Dollar to keep rising as expectations firm of rate rise
By Clancy Yeates | smh.com.au | 08 September
Expected to be the first central banker to raise rates...RBA governor Glenn Stevens.
The Australian dollar has surged to a one-year high and could climb further as markets bet the Reserve Bank will beat other central banks in raising interest rates.
The currency touched US85.39c yesterday, its highest level since financial turmoil deepened last September, which ultimately dragged the dollar as low as US60c. Investors are now pushing up the dollar amid firming expectations that Australia has avoided the pain inflicted on other developed economies, which could lead to rate rises in the coming months.
Money markets are betting the Reserve Bank will raise the cash rate from 3 per cent by 0.5 percentage points by the end of this year and almost 2 percentage points over the next year.
Central banks in most developed countries are not expected to follow suit until next year at the earliest, and higher interest rates here attracts investors in search of a higher return, or yield. Amid a stream of positive figures on the Australian economy, some analysts say the currency could go past US90c in the coming months.

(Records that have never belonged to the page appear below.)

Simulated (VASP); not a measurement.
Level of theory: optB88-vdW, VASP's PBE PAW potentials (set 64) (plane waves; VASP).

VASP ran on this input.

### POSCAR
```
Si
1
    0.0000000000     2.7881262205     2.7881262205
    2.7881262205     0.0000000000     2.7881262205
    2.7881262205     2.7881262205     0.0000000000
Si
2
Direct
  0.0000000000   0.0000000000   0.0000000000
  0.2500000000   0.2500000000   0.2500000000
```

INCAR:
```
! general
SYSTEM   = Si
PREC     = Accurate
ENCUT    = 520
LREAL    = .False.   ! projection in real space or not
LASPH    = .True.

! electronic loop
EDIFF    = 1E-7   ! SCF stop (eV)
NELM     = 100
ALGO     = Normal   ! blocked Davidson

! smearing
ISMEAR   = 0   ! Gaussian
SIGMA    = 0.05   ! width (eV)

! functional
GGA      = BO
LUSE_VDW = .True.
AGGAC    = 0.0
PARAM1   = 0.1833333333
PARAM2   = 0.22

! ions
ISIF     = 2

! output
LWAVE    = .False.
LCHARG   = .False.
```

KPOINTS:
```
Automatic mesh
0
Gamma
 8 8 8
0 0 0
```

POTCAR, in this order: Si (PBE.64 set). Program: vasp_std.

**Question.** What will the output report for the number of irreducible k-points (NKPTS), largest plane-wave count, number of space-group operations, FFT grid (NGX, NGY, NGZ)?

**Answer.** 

Winners from the surge are those with a large import bills because it lowers the cost of goods and services bought overseas, while companies with earnings in US dollars suffer from a stronger dollar. Qantas and Virgin Blue could face lower fuel bills, provided oil prices do not rise with the currency.
Boral benefits because a stronger dollar lowers the value of its US dollar debt. Miners, on the other hand, are prone to negative impacts on earnings because their sales are measured in US dollars. "Their revenue base is in US dollars but their cost base is in Australian dollars," said an RBS equity strategist, Greg Goodsell. Firms with large US operations, such as Brambles, James Hardie and News Corporation, also suffer because the appreciation means each US dollar made overseas is worth less.
A growing chorus of currency watchers predict the current surge could continue, but they say revisiting last year's high of US98.27c is unlikely. Analysts at NabCapital and RBS say US90c will be on the agenda for the dollar by early next year, but breaking beyond this could prove hard going because interest rates will remain well short of last year's high of 7.25 per cent.
Others have are more pessimistic. The currency strategist at Deutsche Bank, John Horner, forecast the dollar would fall back towards US70c next year because global trends in consumer demand and business investment were too weak to support the current level of production.